Oaxacan woman making tortillas

(Oaxaca 2019)

I was invited by a dear friend named Glen Roberts, the founder of Anson Mills and a true legend in the food space, to join him in an expedition to Oaxaca, Mexico, the birthplace of corn. Glen has been on a 25-year journey of unearthing the cultural wealth and biodiversity of agriculture, and has done incredible work to open up pathways and resuscitate traditional foodways and cultural seed varieties that have been nearly extinguished. Needless to say, when you get an invitation from Glen Roberts to go on a seed journey in Oaxaca, you go.

Together with The Ecology Center Director of Impact & Partnerships, Jonathan Zaidman, we met up with Dr. Martha Wilcox, a University of Wisconsin researcher who has been working with Indigenous farmers to keep their milpa culture alive.

We started in Mexico City, where we visited a seed bank with 22,000 varieties of corn before spending time with farming communities throughout the mountainous regions that surround the city. From there, we journeyed to Oaxaca, exploring villages that have been growing the same indigenous varieties of corn for thousands of years. We met with farmers to hear their stories and share meals over their traditional tortillas and playudas. For me, it was a dream come true—a formative experience—to learn about how this incredible partnership between nature and humanity has evolved over time and distributed itself throughout the world.

In particular, I was deeply impacted by going to the source of the seed’s sacredness. It’s no exaggeration to say that corn is sacred for many cultures throughout Mexico—there are a thousand unique uses for the plant, from daily nourishment to spiritual rituals, from practical crafts to seasonal celebrations. The contrast between this beautiful reverence and the sacrilegious commodification of corn in modern-day America couldn’t be more striking. Industrialized agriculture has taken all the magic out of this nourishing, complete plant and broken it down to produce nutritionless calories. Today, the corn we know is just a cog in the wheel of the food processing and meat industries, with no connection to its sacred source.

This trip renewed my determination to fight against the industrialization of agriculture, the commodification of food, and the extinguishment of culture. Our greatest tool in this fight is our practice of the milpa, a 10,000-year-old polyculture of crops that integrate together by nature. The corn is the core pillar of basic sustenance, providing a strong structure for the polyculture as well as our human diet. The beans that dance around the cornstalk bring nourishment, while the squash spreads a warm, protective blanket that ties everything together: perfect meal, perfect diet, perfect agriculture.

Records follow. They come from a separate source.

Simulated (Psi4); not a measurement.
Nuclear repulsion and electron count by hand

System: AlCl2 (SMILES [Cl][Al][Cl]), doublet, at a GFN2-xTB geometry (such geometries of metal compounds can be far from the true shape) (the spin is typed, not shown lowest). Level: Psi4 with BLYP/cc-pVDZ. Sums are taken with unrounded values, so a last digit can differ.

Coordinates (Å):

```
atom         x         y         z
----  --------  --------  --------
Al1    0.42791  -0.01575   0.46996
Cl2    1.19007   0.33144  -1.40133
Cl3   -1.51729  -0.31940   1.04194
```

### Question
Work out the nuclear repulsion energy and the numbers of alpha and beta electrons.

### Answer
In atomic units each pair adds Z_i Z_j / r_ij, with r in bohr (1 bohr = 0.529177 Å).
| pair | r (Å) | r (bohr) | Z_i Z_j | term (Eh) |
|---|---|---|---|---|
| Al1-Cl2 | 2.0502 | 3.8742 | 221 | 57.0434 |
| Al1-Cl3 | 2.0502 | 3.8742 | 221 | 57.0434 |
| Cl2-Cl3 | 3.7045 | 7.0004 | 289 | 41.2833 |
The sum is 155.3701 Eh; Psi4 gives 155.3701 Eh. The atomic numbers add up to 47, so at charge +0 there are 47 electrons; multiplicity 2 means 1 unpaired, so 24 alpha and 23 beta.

I’ve returned to Oaxaca several times now—sharing the celebration of the plant with the people who nourish and protect its culture continues to inspire my vision for our Village. We sustain these traditions while building on them through our Village tortilleria and our soon-to-launch Campesino Café, in the hope of bringing new cultures and old ones together into a unified whole.

In Oaxaca, corn is the gravitational center around which all other foods orbit. Needless to say, the locals have an uncommon mastery of this precious grain and use it to create the most delicious tortillas you could ever hope to taste.